Every time I steered my boat past a stone bridge abutment, I’d begin to whisper-sing, “Low bridge, everybody down / Low bridge, for we’re coming to a town.” Certainly that irrepressible song is what comes to most people’s minds when they hear mention of this historic waterway, even if they’ve never “navigated on the Erie Canal.” As a native upstate New Yorker, I had decided it was time to broaden my canal repertoire, and get on the water.

My boat, hired for a week, was steel, sleek, and low-slung, and painted maroon with yellow and green trim and a knotty-pine interior. Mid-Lakes Navigation built these self-skippered canal boats to be both rugged and comfortable. With a full galley, a head with a shower, beds for six, and bicycles for trips ashore, the Cayuga became my home as I explored the central part of the Erie Canal and its connecting waterways—which bisect New York through the backsides of towns like Palmyra, Newark, Lyons, Clyde, Seneca Falls, and Waterloo.

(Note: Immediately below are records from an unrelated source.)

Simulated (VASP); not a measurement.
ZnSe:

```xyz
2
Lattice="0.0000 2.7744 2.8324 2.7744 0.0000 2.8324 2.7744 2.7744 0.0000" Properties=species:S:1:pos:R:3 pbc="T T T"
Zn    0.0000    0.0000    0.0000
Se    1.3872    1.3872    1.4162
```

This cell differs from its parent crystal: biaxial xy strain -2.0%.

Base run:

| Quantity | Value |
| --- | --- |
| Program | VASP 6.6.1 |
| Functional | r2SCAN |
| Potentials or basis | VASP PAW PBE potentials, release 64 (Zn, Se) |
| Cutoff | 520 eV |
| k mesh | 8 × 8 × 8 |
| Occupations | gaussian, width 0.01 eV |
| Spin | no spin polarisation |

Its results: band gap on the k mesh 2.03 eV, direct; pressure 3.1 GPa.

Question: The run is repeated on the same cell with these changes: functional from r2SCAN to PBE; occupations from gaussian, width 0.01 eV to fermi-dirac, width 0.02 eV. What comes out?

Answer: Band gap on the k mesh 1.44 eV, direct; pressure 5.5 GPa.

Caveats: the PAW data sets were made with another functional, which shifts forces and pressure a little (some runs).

SLIDESHOW: A photo tour of the Erie Canal, narrated by the author

It’s hard to fathom the impact the Erie Canal had on the growth of our newly minted democracy. The canal, which some might call America’s first economic stimulus package, was the brainchild of Jesse Hawley, a failed businessman who wrote—from debtors prison—anonymous articles envisioning a canal that would connect the Hudson River to Lake Erie, linking the port of New York with the West and turning wilderness into wealth. His ideas finally found an ally in the prominent New Yorker, and future governor, DeWitt Clinton.

Construction began in 1817 and took eight years, thousands of workers, and $7.1 million to complete. Solving engineering problems required sheer genius, and involved draining swamps, constructing aqueducts, making cement that hardened underwater, clearing forests, and building the massive locks. When finished, “Clinton’s Ditch” covered 363 miles, was about 40 feet wide and four feet deep, and rose 573 feet through a series of 83 locks. When the waterway opened, in 1825, it unlocked the floodgates to western settlement. Even though within decades it would be eclipsed by the railway, the Erie Canal was an important—and cheap—mode of transporting goods across the state for more than a century.

The canal has been enlarged several times, and today looks like a languid river. In many places it runs parallel to or completely obscures the original canal, which had towpaths on either side so mules could pull barges through the murky water. Every so often I’d spy what looked like Roman ruins made of limestone block—a bit of the old canal.

Cutting through farm fields, forests, and the outskirts of towns, the canal is used mainly by recreational boaters and state barges, and fishermen. People fish from chairs bolted to flat-bottomed bass boats, and from rickety wooden docks jutting into the water. At every opening in the lush vegetation along the shore, chairs face the water: plastic chairs, wooden chairs, Adirondack chairs, lounge chairs, kitchen chairs, and overturned buckets.